Choosing your own validation data

tennies · May 13, 2021, 3:12pm

Hello. One capability that I’ve found lacking in Edge Impulse is that ability to choose my validation data. I think technically it would be possible using the Keras ‘expert mode’ but I’m not even clear how I would distinguish which rows of the training tensor correspond to which samples in my dataset. It would be very beneficial to have the ability to label data as validation data so I can control the distribution of samples that I validate my training data against.

If anyone has any quick tips on how to map from the training matrix X available in the keras expert mode to the names of the sample from my dataset, that would also be very helpful.

Thanks!

janjongboom · May 15, 2021, 5:58pm

Hi @tennies, why exactly would you want this? Isn’t the random split that we make more beneficial as it gives a proper indication of performance, and cannot be gamed easily. The test set you can build up separately.

@dansitu can comment as well.

dansitu · May 19, 2021, 6:06pm

Hi @tennies,

There isn’t currently a mechanism for doing this, but we’re planning to support different validation splits (for example, stratified samples across the labels of a classifier). Would this help with your use case or are you looking for something different?

Warmly,
Dan

tennies · May 19, 2021, 7:10pm

Hey guys, thanks for the input.

@janjongboom
Maybe the simplest way to say it is you may want to control the validation split for the same reasons you would want to control the test split.

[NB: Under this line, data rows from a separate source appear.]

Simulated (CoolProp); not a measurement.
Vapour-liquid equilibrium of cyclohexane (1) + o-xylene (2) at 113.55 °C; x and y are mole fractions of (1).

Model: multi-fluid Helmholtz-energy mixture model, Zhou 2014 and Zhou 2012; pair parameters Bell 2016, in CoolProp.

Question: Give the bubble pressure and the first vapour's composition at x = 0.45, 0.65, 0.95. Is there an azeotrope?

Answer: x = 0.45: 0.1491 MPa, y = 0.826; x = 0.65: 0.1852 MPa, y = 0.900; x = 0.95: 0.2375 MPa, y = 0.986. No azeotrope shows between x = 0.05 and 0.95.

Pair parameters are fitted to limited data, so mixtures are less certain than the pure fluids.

The random split i think is fine if your data is exactly balanced in terms of the target classes and the characteristics of the data. But often data is coming from several distributions with varying characteristics (e.g. different test subjects, test environments, noise, sensor mounting, etc), or there is a high degree of class imbalance, so that striating the data (i.e. separating your data into subgroups before splitting) may be necessary to get a ‘fair’ evaluation.

One simple example where you would probably want this is to make sure that all ‘subwindows’ of a sample (i.e. the sliding window applied by edge impulse) belong to the same fold.

In a more complicated example, you may have a limited homebrew dataset that is high quality but you want to leverage some publicly available datasets to make your model more robust. In this case it may be helpful to control your validation data s.t. it matches more closely with your test data, and include less trusted data, or synthetic data, only in the training set (and verify it actually helps model performance). If not you could end up in the situation where you get high validation performance (on account of the more plentiful mismatched data) but low test performance, and if you’re constantly looking at your test set to tweak model performance than it kind of defeats the purpose of having a test set

@dansitu
I think stratifying by class label would help with class imbalance, but being able to stratify by metadata tags would be more powerful.

Again, a hacky way to achieve this would be to just have a reliable method to map from the rows in the X/Y tensors to the sample names (not sure if this can be done currently) - that way I could just encode simple metadata into the names of the samples when I upload them, and decode them in the keras expert mode to decide the validation split.

dansitu · May 20, 2021, 8:03pm

Glad to hear this is what you are looking for—I agree with all of your points and we’re working towards adding both metadata and stratified sampling.

There isn’t a mechanism for accessing sample metadata from the training script right now, but we’ll let you know when these metadata-based features are available!

Joeri · August 31, 2022, 6:20pm

@dansitu

I am working on an application using data from IMU placed on healthy subjects. Currently, I am training a model (on a local GPU machine) using a cross-validation approach and trying to find the best network topology. When I have the final topology, I will train the model and test the model using the testing dataset. Because uploading a pre-trained model is not possible, I also need to train the final model topology in Edge Impulse Studio. However, inside EI studio, the data is randomly split between training and validation datasets. The outcome is that data from the same subject (person) will be in the training and validation dataset. This split results in data leakage.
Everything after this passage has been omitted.